By Juliet Nanfuka |
In less than a month, the Forum on Internet Freedom in Africa 2018 (#FIFAfrica18) will take place in Accra, Ghana. Hosted by the Collaboration on International ICT Policy for East and Southern Africa (CIPESA) in partnership with the Media Foundation for West Africa (MFWA), this year’s Forum is the first to be held in West Africa. Since its inception in 2014, the Forum has been hosted in East Africa and Southern Africa.
FIFAfrica focuses exclusively on internet rights and freedoms and looks at them through the lens of policy, regulation, and governance. It offers a platform for critical engagement of diverse stakeholders in identifying the most pressing internet rights-related issues and challenges that have to be addressed at national and regional levels. It also identifies opportunities for bringing the debate on the importance of human rights online at national, regional and global fora and aims to identify effective ways to engage with them.
At the practical level, the Forum works to support skills development including in digital security practices for safe and secure ICT access and adoption, policy advocacy, and engagement processes.
Engagements at the Forum reflect current trends and concerns in access and usage of the internet and related technologies on the continent. As such, each year since 2014 has seen us launch themed research on the State of Internet Freedom in Africa. The Forum also coincides with the annual commemoration of the International Day for Universal Access to Information (IDUAI) that is marked every September 28.
This year we have lined up panel discussions, workshops, hubs, exhibitions and lightning talks on a diversity of topics including advancing advocacy and research on gender-based cyber violence in Africa, civic technology and social innovation, online content regulation trends in Africa, and community networks for internet access. Other topics include: African content online, consumer rights in the digital age, digital rights advocacy, the economic costs of social media taxes and internet shutdowns, as well as media and misinformation, and protecting vulnerable users of the internet. Additionally, FIFAfrica will provide a stage for the first assembly of the Ethiopian Zone 9 Bloggers since their release, where they will share their experiences of censorship amidst the plight of freedom of expression.
The Forum agenda and sessions have been shaped by a public call for proposals and speakers and thus represent diverse voices, expertise and stakeholder groups, many of them new to FIFAfrica.. Among these are the Council of Europe who will host a panel that will contribute to the on-going efforts on harmonisation of national cybercrime laws with international and regional standards in the African continent, and provide a specific focus on human rights safeguards. Meanwhile, digital rights group NetBlocks will have their Africa launch of the Cost Of Shutdown Tool (COST). The tool was developed by NetBlocks in collaboration with the Internet Society and first unveiled at RightsCon Toronto in May 2018. It is aimed at automating the task of economic estimation of the impact of internet shutdowns, mobile data blackouts and social media restrictions.

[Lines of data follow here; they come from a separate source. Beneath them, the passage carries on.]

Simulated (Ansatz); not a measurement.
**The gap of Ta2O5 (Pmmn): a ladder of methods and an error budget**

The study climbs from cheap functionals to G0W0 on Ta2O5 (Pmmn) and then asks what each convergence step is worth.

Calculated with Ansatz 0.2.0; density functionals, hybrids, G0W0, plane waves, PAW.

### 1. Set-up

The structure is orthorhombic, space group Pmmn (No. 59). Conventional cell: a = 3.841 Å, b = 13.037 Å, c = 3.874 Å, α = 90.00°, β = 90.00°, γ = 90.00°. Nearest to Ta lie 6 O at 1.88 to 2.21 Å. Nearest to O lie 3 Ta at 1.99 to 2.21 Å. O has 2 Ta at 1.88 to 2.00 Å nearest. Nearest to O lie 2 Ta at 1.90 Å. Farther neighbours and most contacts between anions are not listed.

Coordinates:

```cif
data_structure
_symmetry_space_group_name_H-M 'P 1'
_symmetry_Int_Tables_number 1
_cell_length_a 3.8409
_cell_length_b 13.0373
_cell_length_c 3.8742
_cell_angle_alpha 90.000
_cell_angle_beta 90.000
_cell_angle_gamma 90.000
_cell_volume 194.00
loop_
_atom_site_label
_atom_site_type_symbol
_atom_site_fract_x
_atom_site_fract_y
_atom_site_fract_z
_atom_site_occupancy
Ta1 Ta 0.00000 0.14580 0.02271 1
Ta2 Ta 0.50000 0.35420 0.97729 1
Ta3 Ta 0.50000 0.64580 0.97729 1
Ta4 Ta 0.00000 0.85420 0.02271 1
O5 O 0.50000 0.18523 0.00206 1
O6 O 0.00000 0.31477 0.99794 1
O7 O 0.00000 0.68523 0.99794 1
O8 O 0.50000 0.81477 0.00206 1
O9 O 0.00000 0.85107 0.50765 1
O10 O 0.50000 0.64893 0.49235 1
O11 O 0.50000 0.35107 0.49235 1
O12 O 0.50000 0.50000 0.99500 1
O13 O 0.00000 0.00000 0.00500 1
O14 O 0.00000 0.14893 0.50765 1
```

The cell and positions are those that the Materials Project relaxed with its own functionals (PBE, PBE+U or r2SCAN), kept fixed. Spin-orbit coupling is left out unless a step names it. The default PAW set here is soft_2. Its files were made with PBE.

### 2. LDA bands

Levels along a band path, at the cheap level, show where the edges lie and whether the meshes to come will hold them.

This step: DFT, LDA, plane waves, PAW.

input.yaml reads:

Additionally, September 28, 2018 will mark the third commemoration of the International Day for Universal Access to Information (IDUAI), first celebrated by UNESCO in 2016. The IDUAI reinforces target 16.10 of the Sustainable Development Goals (SDG) which calls for ensuring public access to information and protection of fundamental freedoms. As part of the IDUAI 2018 celebrations, UNESCO is set to host a session at FIFAfrica to raise awareness on the intersection of access to information and application of the internet universality indicators.
Skills workshops at the Forum will include one on strategic litigation led by the Media Legal Defence Initiative (MLDI) which is aimed at building the capacity of internet activists to collaborate across disciplines to more effectively push back against regressive legal frameworks that are not conducive to access and use of the internet in Africa. CIPESA, together with the UK-based Small Media, will also host a two-day interactive workshop on internet freedom and the Universal Periodic Review (UPR). The workshop is part of a wider project working to support civil society organisations across Africa to engage with the UPR process through research, capacity development and developing tools to support internet freedom advocacy.
The Forum’s growing audience – from 80 participants representing six countries in 2014 to over 250 from 35 countries in 2017 – the diversity of participants and discussions, reflects increased awareness among Africa’s growing internet user and stakeholder community for the need to pave the way for broader and more impactful work on advancing digital rights advocacy and drawing up common strategies to promote internet freedom.
This year, we aim to continue on this growth path as the community of internet freedom advocates steadily grows and the opportunities to advance internet freedom are progressively realised particularly in the face of persistent affronts to the rights of African online users.